Cuba's embassy in Washington was scathing in its response, accusing Rubio of duplicity in offering aid with one hand while maintaining what it called "cruel and ruthless aggression" against the island with the other.
Whether the latest indictment amounts to a prelude to some kind of military action or merely a pressure tactic designed to accelerate a negotiated transition remains, for now, deliberately ambiguous. Limited contacts between the two sides have continued: CIA director John Ratcliffe visited Havana on May 14 to discuss intelligence co-operation and security issues, though analysts said the indictment was likely to narrow those channels further. With a carrier strike group now in the Caribbean, Russian and Iranian drones reportedly capable of striking US installations and an elderly former president facing a murder warrant, the rivalry that has defined hemispheric politics since 1959 has entered uncharted territory.

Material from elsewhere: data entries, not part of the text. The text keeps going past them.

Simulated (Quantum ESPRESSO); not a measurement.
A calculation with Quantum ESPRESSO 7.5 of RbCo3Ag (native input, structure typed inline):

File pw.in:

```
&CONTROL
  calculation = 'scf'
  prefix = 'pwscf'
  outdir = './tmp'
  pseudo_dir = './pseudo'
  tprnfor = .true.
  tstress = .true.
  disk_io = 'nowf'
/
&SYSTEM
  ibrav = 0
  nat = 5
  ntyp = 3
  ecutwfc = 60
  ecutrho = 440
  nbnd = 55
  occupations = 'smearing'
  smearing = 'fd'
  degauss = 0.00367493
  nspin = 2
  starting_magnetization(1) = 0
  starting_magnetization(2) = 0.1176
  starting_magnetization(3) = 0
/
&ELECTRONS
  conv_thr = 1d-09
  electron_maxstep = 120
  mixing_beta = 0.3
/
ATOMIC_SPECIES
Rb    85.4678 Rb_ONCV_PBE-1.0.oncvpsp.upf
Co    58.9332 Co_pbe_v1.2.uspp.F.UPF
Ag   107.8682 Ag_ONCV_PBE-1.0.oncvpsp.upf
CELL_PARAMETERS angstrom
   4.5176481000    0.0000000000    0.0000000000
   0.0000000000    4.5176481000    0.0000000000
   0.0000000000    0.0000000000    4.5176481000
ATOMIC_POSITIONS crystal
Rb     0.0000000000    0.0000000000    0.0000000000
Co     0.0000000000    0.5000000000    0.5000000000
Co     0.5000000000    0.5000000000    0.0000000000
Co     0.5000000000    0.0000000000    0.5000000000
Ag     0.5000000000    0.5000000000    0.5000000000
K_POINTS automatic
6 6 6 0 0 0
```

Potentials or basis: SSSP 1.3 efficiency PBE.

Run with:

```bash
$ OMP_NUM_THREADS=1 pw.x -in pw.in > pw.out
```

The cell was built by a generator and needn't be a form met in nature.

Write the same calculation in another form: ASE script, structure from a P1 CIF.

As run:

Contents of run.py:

The Maduro comparison, meanwhile, has its limits. In Venezuela, fragmented loyalties and acting president Delcy Rodríguez's willingness to throw open the country's oil and mining sectors to US investment provided the transition with a ready-made framework. Cuba's power structure is more hermetically sealed, its Marxist-Leninist ideology not a veneer as in Caracas but the founding grammar of the entire state. And unlike Venezuela, it has virtually no organised domestic opposition to fill the space a leadership change would create. Washington may have a playbook, but whether Cuba is a game it can win is a different question entirely.